April 5th the bill on the Territorial Waters was passed in Parliament. It expressed the official policy and laid the necessary legal foundations for the future preservation of the fish stocks.
The mutual Territorial Waters Agreement in Icelandic Waters between Denmark and Britain was denounced with a two years’ notice.
April 22nd special regulations for the territorial waters off the north coast were issued.
October 20th the new coast guard vessel, “Thor”, harboured in Reykjavik. December 18th the International Tribunal in The Hague confirmed the right of the Norwegians to extend their fishing limits to 4 nautical miles. This result strengthened the position of the Icelanders.
March 19th the Minister of Employment, Olafur Thors, issued a regulation on the protection of the fishing grounds around the country according to the Law on Territorial Waters from 1948. Trawling was strictly forbidden within the 4 miles’ limit. May 15th the abovementioned regulation took effect and the British, French, Dutch and Belgian governments protested. The landing of Icelandic fish and fish products was prohibited in Britain.

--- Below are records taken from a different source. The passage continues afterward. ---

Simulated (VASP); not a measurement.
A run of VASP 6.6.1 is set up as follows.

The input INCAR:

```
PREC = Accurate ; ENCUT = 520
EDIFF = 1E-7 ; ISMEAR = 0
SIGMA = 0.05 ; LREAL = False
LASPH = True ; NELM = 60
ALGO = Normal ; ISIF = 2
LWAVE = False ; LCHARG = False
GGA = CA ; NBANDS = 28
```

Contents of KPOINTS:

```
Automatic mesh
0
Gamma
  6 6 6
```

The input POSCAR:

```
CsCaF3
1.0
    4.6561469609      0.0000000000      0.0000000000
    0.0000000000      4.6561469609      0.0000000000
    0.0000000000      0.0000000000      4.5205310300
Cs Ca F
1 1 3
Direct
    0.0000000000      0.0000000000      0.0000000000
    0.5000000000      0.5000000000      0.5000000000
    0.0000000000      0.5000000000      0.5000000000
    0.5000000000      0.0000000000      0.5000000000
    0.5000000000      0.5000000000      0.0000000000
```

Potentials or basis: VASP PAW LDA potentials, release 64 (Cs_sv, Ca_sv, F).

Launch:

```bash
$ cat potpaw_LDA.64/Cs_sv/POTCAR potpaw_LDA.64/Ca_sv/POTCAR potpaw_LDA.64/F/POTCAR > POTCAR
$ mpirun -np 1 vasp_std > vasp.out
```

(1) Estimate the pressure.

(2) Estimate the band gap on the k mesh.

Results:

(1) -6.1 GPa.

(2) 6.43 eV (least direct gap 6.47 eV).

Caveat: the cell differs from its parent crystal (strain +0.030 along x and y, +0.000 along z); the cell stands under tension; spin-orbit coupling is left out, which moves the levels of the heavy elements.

October 14th the first Icelandic trawler, Ingolfur Arnarson, was unloaded in Grimsby. The buyer, Mr Dawson, encountered abrupt reactions from the ship owners, but continued to receive three other loads. December 31st Iceland signed a favourable contract for the sale of fish products with the USSR.
August 20th the United Nations put forward a proposition for an international conference in 1958 on the rights of individual nations to manage their territorial waters. This proposition could be construed to presignify a 12 miles’ fishing limit. November 15th the four years long dispute between Britain and Iceland was solved and Icelandic trawlers started unloading in Britain again.